Lili Bernard, a 57-year-old artist from Los Angeles, was prompted to take legal action following Cosby's release from prison in June. Cosby was set free after serving two years of a potential 10 year sentence when his 2018 sexual assault conviction was overturned on procedural grounds.
Following his arrest in 2015, Cosby was convicted of sexually assaulting Temple University sports administrator Andrea Constand at his home in January 2004. He allegedly drugged her before carrying out the assault. The state supreme court ruled that the case should not have gone to trial due to a binding promise having been made by an earlier prosecutor that Cosby would not be charged. Constand received $3.4 million from Cosby in a civil lawsuit.
Bernard alleges that the disgraced entertainer drugged and raped her during a hotel encounter when she was 26. He had promised to mentor her in the entertainment world.
"When Bill Cosby was released, it retraumatised me, it terrified me," Bernard said. "I was really horrified for any woman or girl that would come into contact with him. The Pennsylvania supreme court let a predator back on the streets."
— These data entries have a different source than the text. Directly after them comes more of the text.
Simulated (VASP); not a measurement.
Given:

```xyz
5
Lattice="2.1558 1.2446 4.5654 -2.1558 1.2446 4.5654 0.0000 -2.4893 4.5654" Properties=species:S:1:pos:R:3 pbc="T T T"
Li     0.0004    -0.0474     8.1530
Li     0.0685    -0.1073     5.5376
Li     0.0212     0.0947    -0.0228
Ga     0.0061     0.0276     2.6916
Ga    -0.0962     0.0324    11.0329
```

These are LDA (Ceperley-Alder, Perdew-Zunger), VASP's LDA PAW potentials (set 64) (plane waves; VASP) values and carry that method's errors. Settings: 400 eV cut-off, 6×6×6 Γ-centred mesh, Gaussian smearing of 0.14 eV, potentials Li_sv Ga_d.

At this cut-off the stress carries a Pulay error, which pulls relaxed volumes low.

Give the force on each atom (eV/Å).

Cosby's spokesperson Andrew Wyatt said his client denies the allegations and would fight the case in "the highest court in these United States of America."
"This is just another attempt to abuse the legal process, by opening up the floodgates for people who never presented an ounce of evidence," the spokesperson said in reference to New Jersey's two-year window for victims of past sex crimes to come forward.